In the end I stopped mysql, changed innodb_purge_threads = 3 , started back with the event scheduler stopped, let the list_length to go back to 0 (it was around 4M), once that was 0. I started the event scheduler again and so far it's been working fine.

Looks like we are back to normal values operation-wise for tendril: https://grafana.wikimedia.org/d/000000273/mysql?viewPanel=2&orgId=1&var-server=db1115&var-port=9104&from=1619053676862&to=1619115163226

https://grafana.wikimedia.org/d/000000273/mysql?viewPanel=16&orgId=1&var-server=db1115&var-port=9104&from=1619053676862&to=1619115163226

https://grafana.wikimedia.org/d/000000273/mysql?viewPanel=11&orgId=1&var-server=db1115&var-port=9104&from=1619053676862&to=1619115163226

https://grafana.wikimedia.org/d/000000273/mysql?viewPanel=37&orgId=1&var-server=db1115&var-port=9104&from=1619053676862&to=1619115163226

There was recently maintenance on tendril to migrate its web frontend. While in theory puppet should setup everything automatically, make sure that 1) its memcache instance is setup correctly and it is working as intended 2) the maintenance operations setup in a cron job are running as usual. I wonder if increase on table size could be caused by some of these 2 things breaking on migration- e.g. the cron job deleting old records failing to execute and that is why we have a large table? I wouldn't expect innodb to have performance issues, but tokudb, but if it configuration change worked I won't complain :-).
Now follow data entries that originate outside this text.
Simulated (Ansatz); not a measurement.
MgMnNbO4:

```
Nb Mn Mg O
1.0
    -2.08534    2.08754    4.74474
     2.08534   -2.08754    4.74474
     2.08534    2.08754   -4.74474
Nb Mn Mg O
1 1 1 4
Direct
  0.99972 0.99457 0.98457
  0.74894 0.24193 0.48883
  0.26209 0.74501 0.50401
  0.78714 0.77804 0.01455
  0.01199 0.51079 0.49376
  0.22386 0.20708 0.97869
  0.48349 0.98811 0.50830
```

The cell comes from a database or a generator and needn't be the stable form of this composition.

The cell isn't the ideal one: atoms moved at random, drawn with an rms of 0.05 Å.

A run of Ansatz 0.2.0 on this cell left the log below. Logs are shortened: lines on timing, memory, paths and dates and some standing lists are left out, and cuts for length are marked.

The large table matches whatever happened during the night (and is still happening): https://grafana.wikimedia.org/d/000000377/host-overview?viewPanel=12&orgId=1&refresh=5m&var-server=db1115&var-datasource=thanos&var-cluster=mysql&from=1609545600000&to=now

-rw-rw---- 1 mysql mysql 103G Apr 23 07:27 general_log_sampled.ibd

As far as I remember the events to delete data are not meant to be for this table, but only for general_status_log ones. We've never deleted stuff from this table (first record was from 2020 - which was when we last truncated it).
The amount of data generated increased yesterday for some reason.

Keep in mind that I am not 100% sure this table was the culprit.

Just to be clear- I was just guessing on possible explanations, I think you know better the internals than me. Other option is to start truncating it, either manually or on a cronjob, if that makes sense.

Other option is to start truncating it, either manually or on a cronjob, if that makes sense.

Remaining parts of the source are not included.